NEAL CASAL: You’d have to ask Ryan about that. For me to talk about that – everyone has their own version of that, I’ll just say it was Ryan’s decision. It wasn’t mine and it wasn’t the rest of the band’s either.

PHAWKER: You guys still presumably keep in touch?

NEAL CASAL: Yeah, we do. I play on a few songs on his new record Ashes and Fire actually. Ryan doesn’t live too far from me and I’ve seen him since. I saw him quite a few times when we were making our Chris Robinson Brotherhood record because were were both working in the same studio.

PHAWKER: I wanted to ask you about your photography. It’s really striking. Who inspired your thinking about taking pictures?

NEAL CASAL: My big photographic influences started with Robert Frank. The Americans of course was an influence on me just like it was so many other people. A guy named Garry Winogrand was really a huge influence for me. There’s a book of his called The Man in the Crowd, it’s a book of his street photography. And as far as music goes, Jim Marshall, just really the greatest music photographer ever. Those are three really big ones. I just started taking photos to make life on tour more liveable and it’s a great way to make more art, make more stuff. Kind of increase and expand my artistic life. Music and photography go so well together that once I got started I got obsessed and couldn’t stop.

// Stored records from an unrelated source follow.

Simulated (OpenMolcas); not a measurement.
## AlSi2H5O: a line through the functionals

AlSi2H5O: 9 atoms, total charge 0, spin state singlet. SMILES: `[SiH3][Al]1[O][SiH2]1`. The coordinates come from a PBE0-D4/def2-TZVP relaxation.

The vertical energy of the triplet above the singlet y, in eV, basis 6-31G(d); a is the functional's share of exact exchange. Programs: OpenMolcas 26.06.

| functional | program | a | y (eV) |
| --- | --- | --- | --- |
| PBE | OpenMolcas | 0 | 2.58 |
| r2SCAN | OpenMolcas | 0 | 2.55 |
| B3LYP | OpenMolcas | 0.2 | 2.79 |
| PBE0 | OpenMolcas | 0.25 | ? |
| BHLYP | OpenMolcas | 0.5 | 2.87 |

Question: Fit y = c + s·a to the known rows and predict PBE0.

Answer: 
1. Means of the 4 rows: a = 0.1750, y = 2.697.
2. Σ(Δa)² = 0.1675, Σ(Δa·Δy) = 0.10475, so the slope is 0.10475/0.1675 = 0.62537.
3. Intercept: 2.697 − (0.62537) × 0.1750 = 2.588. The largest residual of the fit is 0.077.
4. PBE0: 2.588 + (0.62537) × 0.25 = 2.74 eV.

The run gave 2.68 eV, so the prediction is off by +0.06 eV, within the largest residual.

PHAWKER: So as of last spring you’re a member of the Chris Robinson Brotherhood, right?

NEAL CASAL: Yeah that’s right, we’ve been a band – actually yesterday was our first anniversary of our first gig.

PHAWKER: I’ve heard it paralleled to a kind of Allman Brothers for the 21st century, do you think that’s kind of true?

NEAL CASAL: I don’t really, I don’t think I agree with that. There are a few similarities I suppose just because of our roots, but no, I only see a few of those stylistic similarities. I don’t think that’s entirely accurate, I think it would pigeonhole us way too much. We have different things going on than the Allman Brothers. But playing with the Brotherhood is amazing, it’s brought really great things out of me that I didn’t know existed before. Chris has pushed me to play more guitar than I ever have, really stretched my limits there which has been a great thing to find out. We play really long shows, three hour shows that are really demanding. We play a lot of music all night long. That in itself is amazing, you have to make a real commitment to play in this band, you have to be ready to play long shows and really go deep with your music. That’s a great thing I’m grateful to Chris for. I get to write songs with him which is amazing, sing harmonies – there’s a full commitment in this band. We don’t play a 50 minute set, do an encore and then the night is over – we dig in deep for two long sets of music. When you come to one of our shows you have to be ready for that and want that. Just being able to play with a singer as great as Chris is such a joy every night, the guy is truly one of the best singers in our field of music in the last 20 years without question, I feel very fortunate that I get to be around that.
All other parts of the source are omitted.